In less interactive forms of art, the deus ex machina has an understandably poor reputation. Given a single or even a small number of similarly geared authors co-writing a plot, there is no excuse to have to fall back to a metaphysical (or quasi-metaphysical) outside force in times wherein characters are caught in a quagmire. If worst comes to worst, you scrap a chapter, rewind, and try again, avoiding the mistakes you made to get them there.
In roleplaying games, the stigma of the literary device remains… but it doesn’t have to, nor, in my opinion, should it. In fact, if anything, I’d say it’s a fallback a gamemaster should always be pointedly aware of and ready to use, in as much as the setting permits.
Outright retconning a portion of the plot in roleplaying games can and does happen, but sometimes characters simply cannot and will not bend to the whims of the players. An easily fixable example might be a notoriously stupid character being caught by the enemy – all right, you’ll roll back the session and fix that oversight. Unfortunately, you can spin this as far back as you want: Is something that someone said a few sessions ago coming to bite them in the ass? Is an old feud set up a few months ago finally blossoming into the plot and turning out to be more dangerous for the characters than anticipated?

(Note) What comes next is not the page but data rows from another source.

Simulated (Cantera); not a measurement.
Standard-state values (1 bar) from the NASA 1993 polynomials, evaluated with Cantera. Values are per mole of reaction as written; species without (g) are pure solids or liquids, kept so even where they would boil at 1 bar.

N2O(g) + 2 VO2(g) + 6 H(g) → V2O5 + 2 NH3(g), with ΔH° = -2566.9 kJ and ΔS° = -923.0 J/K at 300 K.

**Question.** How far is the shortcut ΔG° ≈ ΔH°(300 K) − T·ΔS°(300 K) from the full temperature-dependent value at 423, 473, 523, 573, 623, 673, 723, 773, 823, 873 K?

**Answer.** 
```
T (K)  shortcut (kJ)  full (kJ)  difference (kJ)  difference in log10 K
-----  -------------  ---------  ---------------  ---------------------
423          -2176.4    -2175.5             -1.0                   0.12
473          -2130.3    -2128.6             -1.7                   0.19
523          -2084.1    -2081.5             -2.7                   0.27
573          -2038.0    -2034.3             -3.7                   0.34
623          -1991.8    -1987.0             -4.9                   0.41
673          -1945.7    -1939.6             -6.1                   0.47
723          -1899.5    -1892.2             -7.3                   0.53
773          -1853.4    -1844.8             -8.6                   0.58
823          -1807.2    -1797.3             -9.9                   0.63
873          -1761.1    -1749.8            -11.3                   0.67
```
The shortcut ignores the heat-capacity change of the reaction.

The moment something can’t be fixed by tweaking character actions reasonably (or, if the players are willing, even beyond the point of ‘reasonably’, though I’d not advise this), you may well be forced to rely on lucky coincidence, fortunate circumstance, or even divine intervention.
Of course it’s nice and rewarding if the plot is carried solely by the efforts of player characters, but there’s nothing wrong with falling back to NPC or scenic help if something’s gone wrong.
I’m of the school of thought that a gamemaster should try to build their world in layers that let their crew survive Xanatos Gambit style: Always have a fallback plan that doesn’t depend on your players. There are greater forces at play, and if things work out the way they should, you can use them to fish the hapless characters out of an otherwise lethal situation.
Of course, it’s easier in some settings than in others. In a cyberpunk universe with a ‘trapped in virtual reality’ setting, you might have the artificial intelligence of the servers that watches the progress of trapped netizens. To these watchful eyes, some death and destruction may be all right – but the moment it looks like all of those precious subjects are threatened, there will be consequences: The whole gaggle of people will simply be transplated from the current virtual-world-gone-wrong into another. Presumably not without heavy losses, but that goes without saying.
A deus ex machina is the ace up your gamemaster sleeve. Make sure you have one, make sure it makes sense, and above all, make sure that you ensure one thing about it: Make your players shudder at the thought of it coming to use. Play it as a ‘get out by the skin of your teeth’ or ‘with heavy losses’ rather than a ‘get out of jail free’ card, and atmosphere won’t suffer even a notch.